INSERT INTO inventory.inventory_by_sku_location 
          (sku,location,event_timeuuid,event_type,event_delta) 
   VALUES ('100123-424','13',now(),'HOLD',-1) USING TTL 900;

To convert a hold to a sale, a batch like the following may be used. This will generate a tombstone as it converts the Hold row to a Sale row.

BEGIN BATCH
DELETE FROM inventory.inventory_by_sku_location 
WHERE sku = '100123-424' 
AND location = '13' 
AND event_type = 'HOLD' 
AND event_timeuuid = d0107e45-987b-11e6-acd4-93fbc8003c08;
INSERT INTO inventory.inventory_by_sku_location 
          (sku,location,event_timeuuid,event_type,event_delta) 
   VALUES ('100123-424','13',d0107e45-987b-11e6-acd4-93fbc8003c08,'SOLD',-1)
APPLY BATCH;

Checking Inventory Levels

This inventory methodology allows for several different inventory check types. The simplest is the inventory on_hand integer stored at the partition level as a static. However, we know that this number will not always be up-to-date with the most recent transactions, so some additional information is needed to get an accurate number.

Additionally, hold items present a complication because these items are technically a part of inventory but reserved. Potentially, other categories of inventory like hold items may be conceived of and managed using this methodology.

To get a current total of items available for sale right now, the following queries could be used:

By sku, location

This uses the aggregate function available in DSE 5.0 and greater to sum up the delta transactions and is still a single partition read for the available inventory total for a particular sku/location. This is a real-time operation, and a fairly efficient read to gather current on-hand totals from the ledger.

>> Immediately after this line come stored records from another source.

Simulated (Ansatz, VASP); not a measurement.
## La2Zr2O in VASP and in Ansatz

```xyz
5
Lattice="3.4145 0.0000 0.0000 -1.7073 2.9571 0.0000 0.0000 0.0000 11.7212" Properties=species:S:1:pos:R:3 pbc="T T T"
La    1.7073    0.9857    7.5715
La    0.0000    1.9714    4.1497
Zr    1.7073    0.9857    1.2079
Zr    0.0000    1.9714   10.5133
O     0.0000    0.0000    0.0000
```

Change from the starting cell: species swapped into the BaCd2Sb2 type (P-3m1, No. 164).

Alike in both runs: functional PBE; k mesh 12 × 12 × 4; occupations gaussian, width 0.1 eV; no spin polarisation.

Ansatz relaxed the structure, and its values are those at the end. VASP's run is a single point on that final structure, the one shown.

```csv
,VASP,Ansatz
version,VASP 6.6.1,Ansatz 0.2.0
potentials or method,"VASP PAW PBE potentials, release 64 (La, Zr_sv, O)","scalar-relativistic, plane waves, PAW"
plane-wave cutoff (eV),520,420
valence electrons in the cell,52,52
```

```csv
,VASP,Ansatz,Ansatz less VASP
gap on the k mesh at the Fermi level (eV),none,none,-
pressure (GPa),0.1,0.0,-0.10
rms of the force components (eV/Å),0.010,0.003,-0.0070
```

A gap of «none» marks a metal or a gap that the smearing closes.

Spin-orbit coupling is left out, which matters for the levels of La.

select on_hand, sum(event_delta) as used from inventory.inventory_by_sku_location
WHERE sku='100123-424' AND location = '13' ;

In this model, we are primarily tracking inventory by sku/location to prevent large and hot partitions in the ledger. So getting the various types of inventory totals based on sku/location is quite simple and can be accomplished using single partitions reads.

By lot, or lot/sku

To query based on lot or sku is also accomplished using an aggregate function on a single partition read. However, there is a potential for these totals to be slightly delayed using this methodology. The delay will depend on the inventory compaction methodology used and how the compaction queues are managed.

select sum(on_hand) AS on_hand from inventory.inventory_by_lot WHERE lot='13-678868';

By sku

select sku, description, sum(on_hand) AS on_hand from inventory.inventory_by_sku WHERE sku='100123-423';

Consuming Inventory below the ‘low water mark’

Since our normal method of consuming inventory does not take into account the current availability, some logic must be implemented at the application or service level to enforce availability constraints to the current inventory available, or to handle any backorder process. We can gather all the information we need to determine how we want to process the inventory transaction as we select the current inventory levels for a sku/location. A variety of options are available which might include:

Simple inventory use with no validation

A simple insert of use will deduct inventory from a sku/location immediately. If there are plenty on hand and the sales frequency is not too high, this may be the most appropriate and efficient method.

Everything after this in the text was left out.